Faith & Everyday Leadership

Wayne Floyd on July 13th, 2009

A week ago I spent three days with about 35 United Methodist Ministers, including retired Bishop Joe Pennel (now Professor of the Practice of Leadership at Vanderbilt Divinity School), at the Ministry Summit 2009 at Lake Junaluska Conference and Retreat Center outside Asheville, NC.  Despite the fact that it took me 36 hours to get home to Washington, DC (do not ask me what I think about changing planes in Atlanta!), I came away with renewed confidence and enthusiasm about mainline Protestants can accomplish when we put our minds to it!

Our time together was spent examining a simple question:   How does our religious faith impact the leadership roles each of us — and our neighbors, congregation members, and family members — play in our everyday lives? This is what we meant by “faith and everyday leadership.”
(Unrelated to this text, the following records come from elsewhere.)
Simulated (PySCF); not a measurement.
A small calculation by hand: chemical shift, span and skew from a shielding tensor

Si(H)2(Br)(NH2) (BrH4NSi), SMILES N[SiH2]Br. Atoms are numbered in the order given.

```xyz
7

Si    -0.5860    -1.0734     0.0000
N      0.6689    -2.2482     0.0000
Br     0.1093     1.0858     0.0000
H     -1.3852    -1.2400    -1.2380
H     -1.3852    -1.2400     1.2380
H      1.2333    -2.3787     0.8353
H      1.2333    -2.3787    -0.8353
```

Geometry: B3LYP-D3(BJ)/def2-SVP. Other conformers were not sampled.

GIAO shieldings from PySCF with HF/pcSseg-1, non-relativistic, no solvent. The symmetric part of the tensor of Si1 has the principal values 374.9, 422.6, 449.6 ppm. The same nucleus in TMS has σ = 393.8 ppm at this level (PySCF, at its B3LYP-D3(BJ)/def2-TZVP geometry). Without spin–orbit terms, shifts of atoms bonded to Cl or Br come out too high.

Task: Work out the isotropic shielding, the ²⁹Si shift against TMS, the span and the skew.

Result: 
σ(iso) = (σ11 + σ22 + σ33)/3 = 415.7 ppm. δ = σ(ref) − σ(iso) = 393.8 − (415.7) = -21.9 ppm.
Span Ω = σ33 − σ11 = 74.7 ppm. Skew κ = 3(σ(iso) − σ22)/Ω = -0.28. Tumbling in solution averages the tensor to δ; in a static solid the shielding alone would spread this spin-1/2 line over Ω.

We talked about the stories that we tell about who we are, what we do, the dreams we have.  We listened to each other describe the ways our most central stories of identity and vocation can open up new opportunities for leadership, or close them off.

For example, telling or believing  stories of a God who metaphorically sits up in heaven waiting for us to make a mistake, or who loves us but with so many conditions that it makes the fine print in a credit card statement look simple, can make us cautious and risk-averse leaders.   When we take seriously that God is the sort who has Bathsheba’s in his lineage, or who goes out looking for lost sheep, or is like a gutsy father who welcomes home a child who has just returned from squandering everything, including their dignity, then it makes a difference to imagine that we are to lead like that, emulating a God who longs for our wholeness, and is willing to do whatever it takes to help us get there.

In the Christian tradition, Jesus was, foremost, a teller of stories, of parables.  And with those stories, Jesus raised up leaders from the midst of ordinary, everyday life, who became the foundation of the church, as had been the case with everyday leaders for generations before them starting with Abraham and Sarah.  These were leaders who were above all adaptive to the realities of the changing world around them, and who in discerning God’s calling to them emerged to take up the mantle of leadership for the next, and the next, generation.

And so we concluded by trying to begin to imagine how we can in our own day be more faithful in raising up this generations leaders, and those for the next, and the next generations to follow?  What do we need to do to better mentor them, sustain and equip them, not to be who we were called to be, but to be leaders called out into the future where we have not yet gone?

In the attentiveness and seriousness of conversations at Lake Junaluska I took heart for mainline churches as continuing bearers of God’s spirit in the world around us.  It’s the sort of challenge that educators today need to reclaim as fundamental to what we do, and what we still have to offer, to those seeking to be agents of grace and transformation in the communities where they live and worship.  Thanks to all of you who took part in the Ministry Summit 2009, and then went home to tell your stories.